Skip to main content

A comprehensive factor library management system for quantitative trading research

Project description

FactorDBMS

A comprehensive factor library management system for quantitative trading research.

Features

  • Unified Operator Mapping: Integrates operators from different factor mining frameworks (gpfactor, masfactorMiner; mas1 legacy) into a common set of operations
  • Expression Processing: Parse and calculate factor expressions across frameworks; normalization is available (auto-detect by default, can be disabled when you already use unified names)
  • Factor Evaluation: 30+ evaluation metrics including IC, monotonicity, returns, and distribution statistics
  • Orthogonality Analysis: Comprehensive factor redundancy analysis with correlation, clustering, and selection algorithms
  • Database Storage: ClickHouse-based storage for factor values and metadata
  • Automated Factor Management: Factor registration, calculation, and lifecycle management

Installation

# Clone the repository
git clone https://github.com/ElenYoung/FactorDBMS.git
cd FactorDBMS

# Install dependencies
pip install -r requirements.txt

# Install the package
pip install -e .

Configuration

Create a .env file in the project root with your ClickHouse database credentials:

DB_HOST=localhost
DB_PORT=9000
DB_USER=default
DB_PASSWORD=your_password

Quick Start

1. Expression Processing

from factordb import ExpressionNormalizer, ExpressionCalculator

# Normalize expressions from different frameworks (optional)
normalizer = ExpressionNormalizer()

# gpfactor (C++ style)
expr = normalizer.normalize_expression('sub(close)(low)', 'gpfactor')
# Result: 'sub(close, low)'

# mas1 (CamelCase style)
expr = normalizer.normalize_expression('Mul(Rank(close), EMA(volume, 5))', 'mas1')
# Result: 'mul(cs_rank(close), ts_ema(volume, 5))'

# Calculate factor values (normalization is enabled by default, pass normalize=False to skip)
calculator = ExpressionCalculator()
factor_values = calculator.calculate('ts_mean(close, 20)', market_data)          # auto-detect framework
factor_values_no_norm = calculator.calculate('ts_mean(close, 20)', market_data, normalize=False)

2. Parse Mining Results

from factordb.parsers import parse_factor_file

# Auto-detect framework and parse (supports gpfactor, masfactorMiner; mas1 legacy mapping)
factors = parse_factor_file('path/to/mining_results.json')

for factor in factors:
    print(f"Expression: {factor.normalized_expression}")
    print(f"IC Mean: {factor.get_metric('ic_mean')}")
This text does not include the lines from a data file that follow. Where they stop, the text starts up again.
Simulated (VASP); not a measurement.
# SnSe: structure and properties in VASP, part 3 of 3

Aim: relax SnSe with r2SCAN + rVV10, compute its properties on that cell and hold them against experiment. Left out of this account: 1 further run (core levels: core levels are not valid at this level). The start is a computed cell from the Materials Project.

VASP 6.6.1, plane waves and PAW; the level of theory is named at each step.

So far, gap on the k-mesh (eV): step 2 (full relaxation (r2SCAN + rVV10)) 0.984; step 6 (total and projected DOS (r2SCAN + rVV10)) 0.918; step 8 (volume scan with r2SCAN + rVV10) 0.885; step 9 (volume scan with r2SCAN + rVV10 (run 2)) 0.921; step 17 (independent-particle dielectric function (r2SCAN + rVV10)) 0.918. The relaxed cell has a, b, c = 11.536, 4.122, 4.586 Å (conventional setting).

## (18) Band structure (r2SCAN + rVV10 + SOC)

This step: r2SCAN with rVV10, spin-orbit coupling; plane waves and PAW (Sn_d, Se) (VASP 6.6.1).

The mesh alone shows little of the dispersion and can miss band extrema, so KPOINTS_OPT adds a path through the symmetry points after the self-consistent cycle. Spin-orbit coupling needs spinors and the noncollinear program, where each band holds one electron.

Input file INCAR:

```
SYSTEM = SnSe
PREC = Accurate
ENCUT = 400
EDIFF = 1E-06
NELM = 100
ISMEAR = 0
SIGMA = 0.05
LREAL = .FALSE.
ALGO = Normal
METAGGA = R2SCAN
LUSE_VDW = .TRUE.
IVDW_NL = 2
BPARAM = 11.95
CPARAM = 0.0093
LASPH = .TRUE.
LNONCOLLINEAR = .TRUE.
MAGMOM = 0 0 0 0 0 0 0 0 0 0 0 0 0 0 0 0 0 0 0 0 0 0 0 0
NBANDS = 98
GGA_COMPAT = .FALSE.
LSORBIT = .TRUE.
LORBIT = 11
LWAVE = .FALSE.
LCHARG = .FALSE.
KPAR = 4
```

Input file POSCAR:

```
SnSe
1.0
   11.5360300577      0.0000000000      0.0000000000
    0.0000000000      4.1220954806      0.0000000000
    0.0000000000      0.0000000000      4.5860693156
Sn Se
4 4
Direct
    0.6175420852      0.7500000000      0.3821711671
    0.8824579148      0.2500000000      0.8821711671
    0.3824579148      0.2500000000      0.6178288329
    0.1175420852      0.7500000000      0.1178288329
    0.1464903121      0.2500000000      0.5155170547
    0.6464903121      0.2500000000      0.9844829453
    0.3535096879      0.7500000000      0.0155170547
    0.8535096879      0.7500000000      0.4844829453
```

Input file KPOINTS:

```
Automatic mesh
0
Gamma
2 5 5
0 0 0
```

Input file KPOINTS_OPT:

3. Standalone Factor Analysis (for out-of-DB or US-equity data)

If you just want to compute/analyze factor expressions on arbitrary data (CSV/Parquet/ClickHouse) without using the full FactorDB pipeline:

from factor_analysis import FactorAnalysisConfig, FactorAnalysis, FactorAnalyzer

# Load config (YAML) defining data source/columns
cfg = FactorAnalysisConfig.from_yaml('path/to/factor_analysis.yaml')

# Calculate factor values
fa = FactorAnalysis(cfg)
values = fa.calculate('ts_mean(close, 20)')  # returns Series with MultiIndex (code, date)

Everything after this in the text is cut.